Monday, October 24, 2005


As a monitor for the USDA Childcare Food Program for many years, I visited homes across seven counties in the state of Indiana. It was rare to visit a home that should not have been in business. Perhaps three homes were poorly run.

The problem is not a paternalistic government with too few rules. The problem is that government doesn't know what to do in the private sector. When the government tries to "rule" in the private sector, they nearly always get it wrong.

One of my chief difficulties with government in day care is their desire to focus on an uncovered garbage can at one licensed home with a preschool program and ten children while they ignore the unlicensed house down the street where the provider is burning trash in an open fire in the living room and fifty children who run the neighborhood.

Mullen: Quality child care a crapshoot
By Holly Mullen Tribune Columnist


A legislative audit of the state's child care industry released last week handed lawmakers more than they bargained for. Acting on complaints from a handful of Utah's 2,700 licensed child care providers who said health department licensers were too picky and arbitrary in citing health and safety violations, the Legislature ordered the state auditor to check it out.

It turns out that overregulation is scarcely the problem. It turns out that 47 convicted felons either lived or worked at licensed day care centers between 2002 and 2004. It turns out that two of those convicted criminals physically or sexually abused a child under a provider's care.

Legally, regulators can exempt day care programs that employ people convicted of misdemeanors such as drug possession or petty theft, but must get clearance from the health department director to do so. But in all these cases, regulators either granted exceptions to providers or weren't told of any misdemeanor records. And the most egregious case ended with the sexual abuse of a 5-year-old child by a man whose wife ran a home day care center. Even after the man pleaded guilty to sexual abuse, the license remained intact.
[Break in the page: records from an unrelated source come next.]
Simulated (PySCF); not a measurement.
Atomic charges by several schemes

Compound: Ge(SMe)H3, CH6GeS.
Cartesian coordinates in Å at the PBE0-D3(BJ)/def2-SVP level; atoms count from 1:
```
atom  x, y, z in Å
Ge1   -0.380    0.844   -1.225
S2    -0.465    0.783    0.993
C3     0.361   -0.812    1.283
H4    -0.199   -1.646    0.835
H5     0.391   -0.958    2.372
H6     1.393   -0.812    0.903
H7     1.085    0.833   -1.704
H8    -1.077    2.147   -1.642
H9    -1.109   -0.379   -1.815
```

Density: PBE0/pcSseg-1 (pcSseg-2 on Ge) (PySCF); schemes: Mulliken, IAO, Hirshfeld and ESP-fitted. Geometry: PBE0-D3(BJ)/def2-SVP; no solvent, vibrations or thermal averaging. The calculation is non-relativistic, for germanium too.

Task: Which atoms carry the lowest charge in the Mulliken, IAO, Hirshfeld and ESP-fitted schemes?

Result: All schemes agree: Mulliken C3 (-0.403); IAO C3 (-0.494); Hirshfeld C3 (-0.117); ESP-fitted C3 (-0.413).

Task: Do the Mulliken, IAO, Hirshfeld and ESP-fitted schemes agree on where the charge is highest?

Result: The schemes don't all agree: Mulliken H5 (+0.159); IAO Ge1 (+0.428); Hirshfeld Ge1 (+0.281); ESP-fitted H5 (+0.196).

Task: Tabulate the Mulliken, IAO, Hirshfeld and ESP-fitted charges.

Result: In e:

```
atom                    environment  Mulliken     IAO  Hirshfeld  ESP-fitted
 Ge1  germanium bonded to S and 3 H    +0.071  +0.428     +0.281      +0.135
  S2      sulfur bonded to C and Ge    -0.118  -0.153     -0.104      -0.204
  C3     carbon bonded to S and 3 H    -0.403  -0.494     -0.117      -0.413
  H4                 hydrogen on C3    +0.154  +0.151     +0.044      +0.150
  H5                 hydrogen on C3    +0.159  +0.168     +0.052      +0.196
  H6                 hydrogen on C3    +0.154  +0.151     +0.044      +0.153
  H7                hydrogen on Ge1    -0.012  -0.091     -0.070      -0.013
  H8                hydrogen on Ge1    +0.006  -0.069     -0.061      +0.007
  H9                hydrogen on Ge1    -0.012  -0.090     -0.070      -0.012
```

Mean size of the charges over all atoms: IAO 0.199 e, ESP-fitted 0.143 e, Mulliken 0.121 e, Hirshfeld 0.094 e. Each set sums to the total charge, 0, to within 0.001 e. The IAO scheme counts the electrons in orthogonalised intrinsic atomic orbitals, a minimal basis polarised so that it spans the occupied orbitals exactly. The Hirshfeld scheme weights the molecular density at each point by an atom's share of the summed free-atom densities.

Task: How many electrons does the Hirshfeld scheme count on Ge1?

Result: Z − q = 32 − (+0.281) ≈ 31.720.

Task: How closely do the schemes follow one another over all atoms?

Burdensome regulation of child care seems to be the least of this state's worries. Certainly, the audit showed that some providers were nicked for minor infractions such as too little cushioning on playgrounds. But more than anything, the audit reinforces one fact most parents already know: It's a Herculean task to find quality child care you can trust and afford. And when you do find that place, sending your child there is too much of a crapshoot.

Some of the lax licensing can be blamed on a paternalistic sense many legislators still employ: that too many parents, specifically women, choose to work outside the home. This, even when 2000 figures from the Department of Workforce Services reveal that 54 percent of Utah's married couples with children work to survive. Seventy-four percent of Utah mothers with school-age children are in the work force. And 59 percent of Utah moms with preschoolers work outside the home.

The numbers exist, but judgments about who works and why, and who should and shouldn't, float in the subtext of every child care discussion at the Capitol. The schizophrenia around the topic is clear: The statistics are there. Parents work. Are politicians going to keep fighting that reality, or create ways to support the hard-working families who elect them? The most misguided move of all would be to further deregulate an industry that parents depend on to protect the most vulnerable.

Marc Babitz, a family practice physician appointed in May to head the health systems improvement division at the health department, told me on Friday "absolutely no more exceptions" to the licensing law would occur under his watch. His department has sent letters to all providers warning that anyone living or working within their business with a felony record must permanently leave the premises. They have one year to comply or lose their license. He vows the action will be swift and firm. Is that aggressive enough?

In some ways, Babitz's hands are tied. The providers in question, he said, have operated with the understanding they had a proper variance to the rules. It doesn't make him any less queasy. "We have 2,700 providers, five categories of licensing and a separate file on each provider," he said. "I just wish I had a button to push and take care of all this."